Say "poetry" and most people will immediately think of something intellectual, slightly effeminate, and not usually worth the effort it takes to understand. They'll think back to days in high school spent trying to make sense of seemingly incomprehensible words strung together apparently without rhyme or reason while their teacher droned on about metaphors, similes, and deeper meanings. The idea that poetry might actually have something to do with the real world or be written in language that anybody can understand would come as quite a surprise to most people. That the same poetry might be about the mean streets of big cities featuring casts of characters who hang out in old dingy bars or the cracked stone steps of tenement buildings drinking two dollar bottles of wine and rotgut whiskey would never even cross their minds.

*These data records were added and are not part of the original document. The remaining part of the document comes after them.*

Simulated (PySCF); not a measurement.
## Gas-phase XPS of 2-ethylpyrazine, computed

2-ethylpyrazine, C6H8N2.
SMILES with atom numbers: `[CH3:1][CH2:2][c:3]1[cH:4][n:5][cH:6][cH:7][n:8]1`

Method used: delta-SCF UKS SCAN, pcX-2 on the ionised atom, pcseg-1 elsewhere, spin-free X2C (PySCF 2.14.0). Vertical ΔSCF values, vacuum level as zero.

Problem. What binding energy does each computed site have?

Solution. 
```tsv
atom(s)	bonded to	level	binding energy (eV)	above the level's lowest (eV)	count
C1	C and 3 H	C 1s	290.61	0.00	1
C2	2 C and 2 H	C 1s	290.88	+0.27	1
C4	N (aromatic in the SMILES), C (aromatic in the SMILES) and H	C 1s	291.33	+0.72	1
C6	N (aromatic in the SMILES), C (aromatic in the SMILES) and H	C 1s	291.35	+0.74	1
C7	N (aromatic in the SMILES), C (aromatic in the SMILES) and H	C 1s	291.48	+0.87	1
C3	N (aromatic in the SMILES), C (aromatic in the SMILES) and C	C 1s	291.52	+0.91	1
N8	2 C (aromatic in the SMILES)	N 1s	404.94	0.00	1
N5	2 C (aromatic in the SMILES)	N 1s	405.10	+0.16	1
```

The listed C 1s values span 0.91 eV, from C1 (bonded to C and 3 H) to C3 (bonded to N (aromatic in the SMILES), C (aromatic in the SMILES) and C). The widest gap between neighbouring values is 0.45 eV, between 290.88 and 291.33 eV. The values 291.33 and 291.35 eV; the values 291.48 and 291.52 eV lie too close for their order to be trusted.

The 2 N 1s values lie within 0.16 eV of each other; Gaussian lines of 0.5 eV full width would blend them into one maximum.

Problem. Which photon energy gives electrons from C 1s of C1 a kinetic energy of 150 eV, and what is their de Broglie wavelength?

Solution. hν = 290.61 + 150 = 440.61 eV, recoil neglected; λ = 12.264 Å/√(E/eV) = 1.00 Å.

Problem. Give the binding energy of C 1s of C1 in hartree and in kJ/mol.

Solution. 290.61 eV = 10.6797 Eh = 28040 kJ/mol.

Until his death in 1994, American writer Charles Bukowski produced scores of poems and prose depicting life among those who eke out an existence in low-paying menial employment and who seek solace in the bottom of a bottle and the company of cheap whores and whose hopes for the future rely more on the long shot at San Marino or race tracks like it around the country.
Not only did his poetry talk about subject matter most others wouldn't or couldn't tackle, it did so in the language of the people who populated it. Sex, bodily functions, drinking, gambling, and generally life on the skids are fixtures of Bukowski's poetry.
Yet, that's not the be all and end all when it comes to his work. For behind the words is an intelligent and compassionate mind which, although he makes no effort to hide his readers from the nastier realities of life on the skids, never makes those populating his work figures of ridicule or objects of sympathy. He finds humour and pathos among them in equal measures, and is just as likely to be laughing at himself as anybody else. For Bukowski not only wrote about the down and outs — for the longest time he was one himself, and a good deal of autobiographical detail makes its way into his work.
Although Bukowski lived until 1994 he gave his last live poetry reading in 1980. A newly released two-DVD set, One Tough Mother, produced by mondayMEDIA and the Infinity Entertainment Group, combining the films made of his last two readings (There's Going To Be A God Damned Riot In Here!, Vancouver, 1979 and The Last Straw, Redondo Beach, California, 1980) gives one a fairly good indication as to why he stopped doing them. As its title suggests, the Vancouver reading degenerated at times into a shouting match between Bukowski and the audience and even though it was a less antagonistic gathering in California, the atmosphere still left a lot to be desired.